To the editor:
Please allow me to offer a few comments about the deplorable massacre in South Carolina. My observations attempt to go beyond the obvious injustice that occurred there and beyond the fact that racism is certainly still alive in the hearts of some misguided individuals and groups.
I happened to be watching TV on the day the bond hearing for the perpetrator was held. That judge took the unprecedented approach of allowing the families of the victims to speak and even address their remarks directly to the accused. One after another, the aggrieved relatives pointed out the incredible sorrow that this young man had brought to their families but, amazingly, they also found in their hearts the ability to forgive him on a personal level and to allow the legal system and, ultimately their God, to deliver appropriate justice.
What an example these fine people gave to all of us. If anybody could be expected to lash out in anger about anything it would be the families of these nine victims of an obviously racist act. Instead, they showed what absolute class people can have if they truly live the precepts they were discussing in that Bible study.
It struck me that the people of Charleston and of South Carolina (of all races and ages) opened their hearts to the families of the victims without reservation. All (with the possible exception of a few extreme “nut cases”) recognized that what had happened was an unspeakable injustice from any viewpoint.

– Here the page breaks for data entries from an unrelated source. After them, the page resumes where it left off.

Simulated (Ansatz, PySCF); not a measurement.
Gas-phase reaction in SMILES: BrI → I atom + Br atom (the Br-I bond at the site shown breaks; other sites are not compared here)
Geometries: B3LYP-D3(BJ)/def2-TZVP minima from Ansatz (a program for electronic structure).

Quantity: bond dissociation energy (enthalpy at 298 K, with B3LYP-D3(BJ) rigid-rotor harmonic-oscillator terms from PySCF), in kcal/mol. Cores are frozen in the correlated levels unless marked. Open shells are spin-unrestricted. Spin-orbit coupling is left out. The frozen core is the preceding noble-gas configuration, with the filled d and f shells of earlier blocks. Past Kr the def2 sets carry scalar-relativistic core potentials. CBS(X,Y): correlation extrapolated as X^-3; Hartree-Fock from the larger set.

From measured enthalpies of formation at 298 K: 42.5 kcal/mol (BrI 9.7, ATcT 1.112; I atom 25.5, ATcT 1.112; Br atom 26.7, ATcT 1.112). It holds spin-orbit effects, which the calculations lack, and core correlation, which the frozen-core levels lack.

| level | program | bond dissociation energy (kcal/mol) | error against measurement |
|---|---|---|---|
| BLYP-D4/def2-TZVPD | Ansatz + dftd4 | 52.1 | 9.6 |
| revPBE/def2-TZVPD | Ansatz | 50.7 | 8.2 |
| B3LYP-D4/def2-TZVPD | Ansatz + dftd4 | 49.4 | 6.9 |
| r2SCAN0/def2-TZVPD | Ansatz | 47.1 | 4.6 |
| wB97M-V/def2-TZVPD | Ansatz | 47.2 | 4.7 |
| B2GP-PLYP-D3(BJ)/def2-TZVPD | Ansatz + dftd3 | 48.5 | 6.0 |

These folks did not see fit to respond to the death of these innocent people by rioting or looting stores. They did not blame the actions of one pitiable loser on an entire race or on society in general. Sad to say, some self-appointed liberal elites, sleazy politicians, and the usual race-baiting “leaders” find it hard to imagine that the “nonviolence” teachings of the Rev. King could actually produce something positive as it appears to be doing in this instance.
Admittedly, I have never lived the experiences that many African Americans have, so I have little credibility to comment. I do think, however, that I am qualified to observe the obvious. I can sum it up in one question: “Which vision in the public’s mind is likely to bring lasting justice and harmony among the races … the one we saw in Ferguson and Baltimore or the one we witnessed in Charleston?”